The Parts Of SW Oklahoma That Once Belonged To Texas
I think we've talked before about how Oklahoma has belonged to a handful of other nations in our storied past.
From the earliest recorded Oklahoma history when Spanish Conquistador Francisco Vasquez de Coronado came through on his mission for Spain in the mid-1500s, leaving some of their treasure behind...
The tales of French fur trapping and trading posts in what was once the territory of Louisiana fifty years before America declared independence from England... Spain again, then Mexico, and finally the Republic of Texas... but that wasn't the end of the story.
Even after Texas agreed to statehood as part of the United States, the Lone Star State held a boundary deep into what became Oklahoma's iconic border.
Most people commonly know that the Oklahoma panhandle was originally part of Texas, but Texans surrendered it due to our nation's laws concerning slavery above 36°30′ latitude. There's a storied past with the panhandle too, from being its own territory to becoming public lands, then no man's land... That story is for another time.

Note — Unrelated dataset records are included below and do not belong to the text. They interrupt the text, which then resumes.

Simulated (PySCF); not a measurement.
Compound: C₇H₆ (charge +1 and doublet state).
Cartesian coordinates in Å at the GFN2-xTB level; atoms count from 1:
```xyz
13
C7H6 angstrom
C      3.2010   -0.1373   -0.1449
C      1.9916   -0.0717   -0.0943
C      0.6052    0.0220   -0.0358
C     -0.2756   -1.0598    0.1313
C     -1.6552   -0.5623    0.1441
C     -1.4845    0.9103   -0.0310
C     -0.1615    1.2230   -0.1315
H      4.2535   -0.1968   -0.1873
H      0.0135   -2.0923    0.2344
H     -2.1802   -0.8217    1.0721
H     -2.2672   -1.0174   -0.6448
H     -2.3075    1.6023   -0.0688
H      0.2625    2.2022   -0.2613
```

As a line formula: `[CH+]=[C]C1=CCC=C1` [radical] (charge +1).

Today's interesting tale of how Texas owned a bit of Oklahoma hits down in the Southwestern most corner of the state, and the story starts in 1819 when President Adams bargained a treaty to define the borders between US territory and Spain.
Even in the earliest days, the border that divided what would eventually be Texas and Oklahoma was always the Red River... but the further you go west, the less defined that border gets.
It's all about river forks.
If you follow a map, the Red River extends from the Gulf of Mexico up through Louisiana, across the Oklahoma/Texas border, on into the Texas Panhandle to a canyonland called Palo Duro Canyon. This is where the headwaters of the Red River technically start, but it's defined as the Prairie Dog Town Fork Red River... but there is another further down the river.
If you've ever driven down Highway 62 to Altus, you may have noticed a big river crossing just before you get there. That's the North Fork Red River, and it meanders from the southern border with Texas and extends north and arches to the west, providing the confusion between the US and Spain.
By the time the Adams-Otis Treaty defining this border was signed, Mexico had already won independence from Spain, but Mexico accepted the treaty equally in order to move on being their own recognized nation, keeping Spain's North Fork Red River border.
Even as Texas won its independence from Mexico, tried to be a republic on their own, and eventually accepted they couldn't do it without the US, that mistaken North Fork border stayed the same.
Welcome to Greer County, Texas.
Truth be told, nobody much cared about this 1.5million acre piece of land until the United States started planning the land runs into Oklahoma Territory, on our way to combining these lands with Indian Territory into a state. At least, that's what national celebrities like Will Rogers and Wiley Post were campaigning for.
The United States filed a lawsuit for these lands in 1886 and Texas fought it... but because Texas was now a state and part of the union and the US Adams-Otis Treaty originally had this border drawn, it only took a judge two months to decide the federal government had a case and ordered Texas to give back the land since it only belonged to Spain, Mexico, and subsequently Texas by a mistake in map reading.
When Oklahoma officially gained statehood in 1907, "Old Greer County" was divided up into Harmon, Greer, Jackson, and parts of Beckham County making for some interesting and unique Southwest Oklahoma family legacies.
There are families that live in our Southwest counties where different generations were born in the same houses, on the same piece of land, but in two different US states a generation or two apart... How's that for crazy family stories?